Interview with Bruno Ingemann, consultant and lecturer at the Danish School of Journalism.
How do you think journalism will change in the next 10 years?
There will definitely be more interaction with the public – we’re only beginning. Journalists have to learn how to interact with the public, not only to get more information but also to improve journalistic quality. They could, for example, ask the public to help investigate. This is already done in England where Paul Bradshaw launched the project “Help Me Investigate.” The key point here is that journalists are still in control of what content they want published. Furthermore, journalists should learn how to use social media like Facebook and Twitter for journalistic processes.
Before your career as a consultant, you were working as a managing editor for the Danish media house Nordjyske Medier, which was one of the first media houses in Europe to introduce convergence in their newsroom. Does it still serve as a role model for other media houses?

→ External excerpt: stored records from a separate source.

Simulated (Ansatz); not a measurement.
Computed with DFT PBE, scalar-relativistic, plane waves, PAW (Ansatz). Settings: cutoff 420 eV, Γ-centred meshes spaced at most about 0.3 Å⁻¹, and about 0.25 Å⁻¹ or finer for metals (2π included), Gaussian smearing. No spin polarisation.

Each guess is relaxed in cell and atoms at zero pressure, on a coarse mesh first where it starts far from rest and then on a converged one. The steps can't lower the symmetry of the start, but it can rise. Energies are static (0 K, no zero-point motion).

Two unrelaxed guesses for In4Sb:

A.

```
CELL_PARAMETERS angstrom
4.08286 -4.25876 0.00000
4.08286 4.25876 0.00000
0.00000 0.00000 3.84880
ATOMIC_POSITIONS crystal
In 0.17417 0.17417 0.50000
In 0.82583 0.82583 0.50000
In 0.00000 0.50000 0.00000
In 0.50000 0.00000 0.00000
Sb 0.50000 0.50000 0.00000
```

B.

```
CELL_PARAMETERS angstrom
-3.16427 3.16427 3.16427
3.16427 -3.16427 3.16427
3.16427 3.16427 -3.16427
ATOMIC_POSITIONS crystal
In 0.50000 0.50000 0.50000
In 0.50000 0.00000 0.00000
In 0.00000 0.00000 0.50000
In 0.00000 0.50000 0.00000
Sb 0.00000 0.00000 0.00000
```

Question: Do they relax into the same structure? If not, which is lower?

Nordjyske Medier indeed created a very successful business model. However, now they must develop it further. They can’t rely solely on the media convergence which was, of course, a unique strategy a few years ago. Media houses must constantly reinvent their strategies. While they are applying one strategy, they should be developing the next one. Berlingske Tidende, the oldest newspaper in Denmark, for example, developed tremendously from a newspaper to a crossmedia publishing house, and is now developing its Internet activities even further, using crowd-sourcing, offering paid content online, and constantly looking for ways to add value to its online journalism. I believe Berlingske Tidende could become a new role model in the media landscape.